HISTORY, and military history in particular, should not be relegated to simple facts and figures. At the Confederate Memorial Hall Museum in New Orleans, Louisiana, history is certainly more than that.
Home to “one of the largest collections of Civil War Memorabilia in existence” — in fact, the second largest in the world — the museum’s vast collection boasts rare Louisiana-made swords and guns as well as personal ephemera from the likes of Robert E. Lee, Braxton Bragg, P.G.T. Beauregard and President Jefferson Davis.
Founded in 1891, the museum first began simply as a small alcove in Howard Library (now Patrick Taylor) carved out as a space where Confederate soldiers could come and donate their war relics.
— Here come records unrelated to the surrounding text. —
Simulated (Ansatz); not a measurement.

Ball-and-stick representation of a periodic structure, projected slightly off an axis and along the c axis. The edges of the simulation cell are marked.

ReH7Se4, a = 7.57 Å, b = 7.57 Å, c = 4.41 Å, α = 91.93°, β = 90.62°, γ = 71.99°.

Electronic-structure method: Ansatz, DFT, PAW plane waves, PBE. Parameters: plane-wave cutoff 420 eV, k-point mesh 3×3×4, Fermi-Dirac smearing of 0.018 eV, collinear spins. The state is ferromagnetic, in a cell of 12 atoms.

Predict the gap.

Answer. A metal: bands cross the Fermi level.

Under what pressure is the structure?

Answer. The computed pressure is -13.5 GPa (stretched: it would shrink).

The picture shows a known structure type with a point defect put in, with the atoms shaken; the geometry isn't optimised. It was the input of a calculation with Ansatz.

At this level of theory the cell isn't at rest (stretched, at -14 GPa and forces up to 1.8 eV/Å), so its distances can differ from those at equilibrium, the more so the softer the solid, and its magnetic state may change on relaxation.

Yet as the repository kept growing, so too did the desire for more space to honor the sacrifice of Confederate soldiers. Local philanthropist Frank T. Howard, whose New York-born father fought for the Confederacy, donated the means, and Memorial Hall, known as the “Howard Annex” came to be.
Today, the museum boasts an in-depth archive and is home to a plethora of artifacts and personal items from Civil War soldiers. Of particular note are the relics from Jefferson Davis’s life and his time in Confederate office, including his horse saddle, the family bible, the family’s baby crib and many other personal items.
Upon his death in 1899, Davis lay in state within the museum’s walls — with more than 60,000 mourners passing through its doors to pay their final respects.
That same year, Davis’s widow, Varina, shipped 21 cases of memorabilia to the museum, with a note enclosed, stating:
“The pressure brought upon me by Montgomery and Richmond and others places for relics is very great, but my heart is in New Orleans Memorial Hall. There I owe [my] most affectionate gratitude and there I send my most precious relics.”
The museum is home to more than well-known Confederates, however. Artifacts that tell the tale of the ordinary soldier’s extraordinary war are woven throughout its exhibits.
The Chickering Piano, taken into the trenches near Jackson, Mississippi by members of the Washington Artillery, was used as a means of boosting morale. Years later, according to the museum, “the same soldier, who was playing the piano in the trenches, resumed his position at the keyboard and finished a musical piece that was interrupted by combat many years before.”
The artifacts that make up the museum aid in telling the thousands of war stories that make up the very fabric of our nation’s complicated past.
History is not simple facts and figures. The Confederate Memorial Hall Museum in New Orleans, Louisiana, proves that.